Colleagues say Nduom’s research fills a critical void.
“Her research into the architecture and environments of the African diaspora is cutting edge and necessary in adding to the understanding and knowledge of Black experience,” says Bradford C. Grant, professor and interim chairperson in the department of architecture at Howard University.
Nduom’s architectural career begins in the Caribbean. Growing up in Antigua, Nduom says she recognized early on that there was “something really powerful to me about being able to put something out into the world and have an impact on people.” A relative introduced her to architect Andrew Goodenough and asked if he could give her a way to put her knack for drawing to use. She began interning for Goodenough’s architectural firm during the summer while still in high school. She was about 14.
“I was just like learning AutoCAD, helping with the drawing,” Nduom recalls. “That’s what kind of solidified it for me, just being in that office and being able to shadow [Goodenough].”
After she completed high school, which in Antigua typically happens at age 16, Nduom decided to branch out and learn more about the field.
“Being in Antigua, it’s — you know — it’s small, and I thought, ‘OK, I want to kind of branch out and go beyond the Caribbean to get more exposure and experience, which is what led me to the U.S.,” Nduom remembers.
After earning a bachelor’s degree in architecture and visual studies from the University of Pennsylvania in 2006 and a Master of Architecture degree from Columbia University in 2009, Nduom worked as a junior designer, junior architect, and eventually project lead at a series of firms around the world, from New York City to Accra, Ghana. She launched her own firm – an architecture research studio called Dahlia Nduom Design – with offices in Accra and Washington, D.C., from 2015 to 2017.

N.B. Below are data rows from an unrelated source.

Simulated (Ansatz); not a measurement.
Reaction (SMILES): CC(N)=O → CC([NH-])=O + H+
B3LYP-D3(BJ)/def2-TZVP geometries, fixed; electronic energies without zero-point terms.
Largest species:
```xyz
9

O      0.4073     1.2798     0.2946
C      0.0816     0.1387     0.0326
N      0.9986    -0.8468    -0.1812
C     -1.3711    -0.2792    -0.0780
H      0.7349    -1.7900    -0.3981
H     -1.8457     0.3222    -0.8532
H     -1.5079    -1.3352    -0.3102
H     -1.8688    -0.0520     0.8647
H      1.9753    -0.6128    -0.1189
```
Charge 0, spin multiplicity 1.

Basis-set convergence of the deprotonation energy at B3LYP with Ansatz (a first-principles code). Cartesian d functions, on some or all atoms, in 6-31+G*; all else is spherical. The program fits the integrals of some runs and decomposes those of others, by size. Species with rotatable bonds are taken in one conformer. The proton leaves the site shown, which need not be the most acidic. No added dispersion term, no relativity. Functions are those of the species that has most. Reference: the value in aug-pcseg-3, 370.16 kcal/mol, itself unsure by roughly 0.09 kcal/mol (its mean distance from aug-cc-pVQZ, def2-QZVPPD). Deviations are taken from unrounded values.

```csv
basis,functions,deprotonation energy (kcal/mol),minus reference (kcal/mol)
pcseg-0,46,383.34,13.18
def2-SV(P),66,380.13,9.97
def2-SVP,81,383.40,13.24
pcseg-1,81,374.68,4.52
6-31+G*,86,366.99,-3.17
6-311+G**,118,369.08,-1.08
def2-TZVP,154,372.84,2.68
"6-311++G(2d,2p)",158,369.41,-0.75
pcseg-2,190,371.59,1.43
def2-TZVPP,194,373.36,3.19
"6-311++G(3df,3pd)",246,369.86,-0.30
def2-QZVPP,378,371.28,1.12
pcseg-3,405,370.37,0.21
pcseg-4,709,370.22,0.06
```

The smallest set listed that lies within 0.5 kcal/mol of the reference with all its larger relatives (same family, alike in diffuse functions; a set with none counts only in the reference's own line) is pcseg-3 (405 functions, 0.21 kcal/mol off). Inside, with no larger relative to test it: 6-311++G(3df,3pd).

When Nduom speaks to her students, she doesn’t speak much about projects in which she had a role. Rather, she speaks about how architecture and design can be political – building walls, for instance, to separate people versus building bridges to bring people together. As winner of the 2022 Architect Educator award from the Washington Architectural Foundation, Nduom also stresses the importance of doing what it takes to overcome the many hurdles of becoming an architect, from paying for costly licensure exams to completing the exams in a timely manner. But the payoff, Nduom says, is being able to shape the structures of the society in which we live.
“So, what I tell my students is just, you know, to persevere through it,” Nduom says, “especially if they’re able to get in and have a seat at the table, right, to be able to drive change in the built environment.”